A delegation edge connects two sessions. When agent A creates an edge to agent B, B can use that edge in a token exchange to obtain authority scoped to what the edge permits.

Creating an edge (POST /v1/exchange):

The Coordinator receives:

  • source_session_id, target_session_id — the two ends of the edge
  • issuer_application_id, receiver_application_id — who owns each end
  • scopes — what B may request
  • resource_id — optional; restricts B’s authority to this single resource
  • constraints_json — caveats (ttl_seconds, max_hops, budget, policy_approved)
  • expires_at — when the edge itself expires

Edge creation sequence:

1. Validate both sessions exist and are active
2. Acquire pg_advisory_xact_lock('delegation:{zone_id}')
3. Validate resource scope (if resource_id present)
4. Run cycle detection CTE — reject if path back to source exists
5. INSERT delegation_edges row
6. Increment delegation_graph_epochs.epoch for the zone
7. Enqueue 'edge_create' event to caracal_outbox
→ published to caracal.delegations.invalidate

Cycle detection CTE:

WITH RECURSIVE path AS (
SELECT target_session_id, ARRAY[id] AS visited
FROM delegation_edges
WHERE zone_id = $zone AND source_session_id = $source
AND status = 'active' AND expires_at > now()
UNION ALL
SELECT e.target_session_id, p.visited || e.id
FROM delegation_edges e
JOIN path p ON e.source_session_id = p.target_session_id
WHERE e.zone_id = $zone
AND e.status = 'active'
AND e.expires_at > now()
AND NOT e.id = ANY(p.visited)
AND cardinality(p.visited) < 10
)
SELECT 1 FROM path WHERE target_session_id = $source LIMIT 1

If the CTE finds any path back to the source, the edge is rejected. This prevents circular delegations at any depth.
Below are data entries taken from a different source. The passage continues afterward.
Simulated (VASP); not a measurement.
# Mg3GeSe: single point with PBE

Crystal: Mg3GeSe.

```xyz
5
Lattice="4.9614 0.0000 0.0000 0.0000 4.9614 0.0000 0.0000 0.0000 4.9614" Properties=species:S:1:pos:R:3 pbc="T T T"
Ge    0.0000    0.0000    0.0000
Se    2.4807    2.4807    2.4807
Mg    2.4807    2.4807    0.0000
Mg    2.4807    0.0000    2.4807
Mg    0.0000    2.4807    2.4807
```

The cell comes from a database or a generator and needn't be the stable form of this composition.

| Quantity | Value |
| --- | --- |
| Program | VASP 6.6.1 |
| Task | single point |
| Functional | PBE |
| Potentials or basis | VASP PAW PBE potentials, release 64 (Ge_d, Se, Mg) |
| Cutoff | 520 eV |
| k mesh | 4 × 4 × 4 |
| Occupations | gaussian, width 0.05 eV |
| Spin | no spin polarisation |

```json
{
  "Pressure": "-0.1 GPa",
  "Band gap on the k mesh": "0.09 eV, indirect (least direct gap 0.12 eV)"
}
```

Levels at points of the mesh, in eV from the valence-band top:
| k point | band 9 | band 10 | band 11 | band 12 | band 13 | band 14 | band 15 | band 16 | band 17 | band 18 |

Revoking a delegation edge propagates forward through the entire subgraph rooted at that edge.

Revocation CTE:

WITH RECURSIVE affected AS (
SELECT id, target_session_id, ARRAY[id] AS visited
FROM delegation_edges
WHERE id = $edge AND zone_id = $zone AND status = 'active'
UNION ALL
SELECT e.id, e.target_session_id, a.visited || e.id
FROM delegation_edges e
JOIN affected a ON e.source_session_id = a.target_session_id
WHERE e.zone_id = $zone
AND e.status = 'active'
AND NOT e.id = ANY(a.visited)
AND cardinality(a.visited) < 10
)
UPDATE delegation_edges
SET status = 'revoked', revoked_at = now(), edge_version = edge_version + 1
FROM affected
WHERE delegation_edges.id = affected.id
RETURNING id, target_session_id

For each affected target_session_id, the Coordinator calls terminateSubtree() and enqueues a revocation event per session_sid to the outbox. Those events flow to the caracal.sessions.revoke stream.

Effect of revocation:

  • The STS marks the session ID as revoked in DB state. Subsequent exchange requests for that session fail before OPA is evaluated.
  • The Gateway checks revocationStore.IsRevoked(sid) on every request and at every 4 KB chunk boundary during streaming. If the session is revoked mid-stream, the Gateway closes the upstream connection and sets an X-Caracal-Revoked response trailer. Revocation entries are retained for 24 hours — long enough to outlast any per-call token’s 15-minute TTL.

The Coordinator writes events to caracal_outbox inside the same database transaction as the state change. A background job reads the outbox and publishes to Redis:

1. SELECT … FROM caracal_outbox
WHERE producer = 'coordinator'
AND status = 'pending'
AND available_at <= now()
ORDER BY created_at
LIMIT {batch_size}
FOR UPDATE SKIP LOCKED
2. For each row:
→ XADD {topic} MAXLEN ~ {maxlen} * {fields}
→ On success: mark status = 'published'
→ On transient error: increment attempts,
set available_at += exponential_backoff_with_jitter
→ After max_attempts: mark status = 'dead'

Backoff: min(baseMs × 2^attempt, 5000) / 2 + random × 5000 / 2. Default poll interval: 1,000 ms. Default batch: 50 rows. FOR UPDATE SKIP LOCKED prevents two publisher instances from processing the same row.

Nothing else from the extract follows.